Milford wrestlers pin down college choices

MILFORD – Milford’s wrestling program is back to being one of the state’s best.

And like any successful program, the Buccaneers are sending grapplers to the next level of competition.

Last month a pair of graduated Milford senior wrestlers announced their respective plans for wrestling in the collegiate ranks. Buccaneers 152-pounder Chase Taylor has picked Wilkes University in Pennsylvania as the place he will next take the mat, and 195-pounder Kenny VanVorst is headed to North Carolina’s Gardner-Webb.

For Taylor, who will study to become a special education teacher, choosing Wilkes came from more reasons than just the sport.

Graduated Milford High senior Kenny VanVorst will wrestle at Gardner-Webb next season. (The Chronicle/Jeff Mitchell)

Graduated Milford High senior Kenny VanVorst will wrestle at Gardner-Webb next season. (The Chronicle/Jeff Mitchell)

“It’s not necessarily just the wrestling,” he said. “It’s the education. When I went up there, I liked the way they talked about how much interaction we have with the teachers.”

VanVorst too made his choice based on the education he will receive while he majors in marketing. But for him, another main factor in the decision came from a visit he made to the Garner-Webb campus that included discussions with his soon-to-be new teammates.

“When I visited the campus I met the coach (Daniel Elliott), and he’s a really nice guy,” VanVorst said. “Hanging out with the wrestlers, it felt like hanging out with the wrestlers here.”

Both wrestlers played large roles in Milford’s run of three straight Division II dual-meet state championships. But each also experienced some personal disappointment in the individual tourneys, with Taylor getting upset in the Henlopen Conference championships and VanVorst losing in the state tournament final. Taylor, in fact, was thinking about giving up the sport after the conference tournament.

Both, however, said they have grown from their respective experiences.

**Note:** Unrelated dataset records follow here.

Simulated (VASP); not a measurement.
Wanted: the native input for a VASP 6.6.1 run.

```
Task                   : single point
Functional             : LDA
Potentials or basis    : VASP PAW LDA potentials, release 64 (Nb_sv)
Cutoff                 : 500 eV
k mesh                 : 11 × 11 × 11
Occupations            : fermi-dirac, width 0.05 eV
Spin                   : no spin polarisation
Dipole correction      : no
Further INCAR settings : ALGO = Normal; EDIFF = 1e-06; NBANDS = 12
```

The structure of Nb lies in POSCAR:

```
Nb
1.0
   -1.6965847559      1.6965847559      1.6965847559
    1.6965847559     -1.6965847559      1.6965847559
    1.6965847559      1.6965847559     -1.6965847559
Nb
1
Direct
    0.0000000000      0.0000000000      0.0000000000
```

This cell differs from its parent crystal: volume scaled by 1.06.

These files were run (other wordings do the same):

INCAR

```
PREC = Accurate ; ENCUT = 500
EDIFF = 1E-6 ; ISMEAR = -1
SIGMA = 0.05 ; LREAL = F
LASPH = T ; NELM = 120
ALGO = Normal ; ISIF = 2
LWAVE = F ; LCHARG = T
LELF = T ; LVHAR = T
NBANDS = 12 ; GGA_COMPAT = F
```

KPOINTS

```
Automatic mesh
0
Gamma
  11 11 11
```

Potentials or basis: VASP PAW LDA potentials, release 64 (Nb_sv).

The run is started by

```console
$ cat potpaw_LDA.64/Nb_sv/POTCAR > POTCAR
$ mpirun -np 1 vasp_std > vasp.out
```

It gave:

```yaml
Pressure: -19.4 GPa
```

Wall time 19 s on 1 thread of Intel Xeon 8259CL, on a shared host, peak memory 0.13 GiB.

“Just getting away for a while,” Taylor said of what changed his mind about wrestling. “I talked to coach (Don) Parsley, and he asked ‘Do you not ever want to wrestle again?’ I thought about it and I didn’t (want to stop).”

Wilkes University was the choice for Milford grad Chase Taylor. (The Chronicle/Jeff Mitchell)

Wilkes University was the choice for Milford grad Chase Taylor. (The Chronicle/Jeff Mitchell)

“It definitely motivated me, because it was a pretty sucky moment,” VanVorst said of his runner-up finish at states.

Memories of team championships, tournament wins and many other success stories while wrestling at Milford are some the grapplers will take with them to the next level. Still, both said their brightest memories formed at the high school came off the mat. And recently.

“I think my best memory is going to be the senior prank this year,” Taylor said. “We took about 300 desks out of the school, put them in the parking lot (and) barricaded the teachers’ parking lot. We had a water balloon fight the next day.”

“Mine would probably be the water balloon fight,” VanVorst added.

On the mat, both colleges are getting wrestlers that are ready to make the leap, Milford assistant coach Luke Pierson said.

“I think they’re getting kids that are already prepared for being college athletes,” he said. “These kids wrestle 30, 40, 50 matches in the summer alone. They both put in time in the weight room. They kind of understand that when they go to college it’s a year-round sport, and they’ve been preparing for that anyway. They embrace that. They work hard and go about it without complaining.”

And while coach Parsley knows VanVorst and Taylor will each leave big spots to fill on next year’s roster, he is happy they plan to continue wrestling in college.

“Certainly when you lose those guys it’s tough, because how do you replace them?,” he said. “But it’s really exciting to see them move to the next level. In all the years that I’ve coached, my greatest desires are trying in the moment to be the best we can be, and to spur guys on so that they can continue to be part of the wrestling community, whether that’s moving onto the next level and competing, jumping into the coaching ranks or being an official. If I can get them to love the sport so much they want to be a part of it a long time, then I am winning.”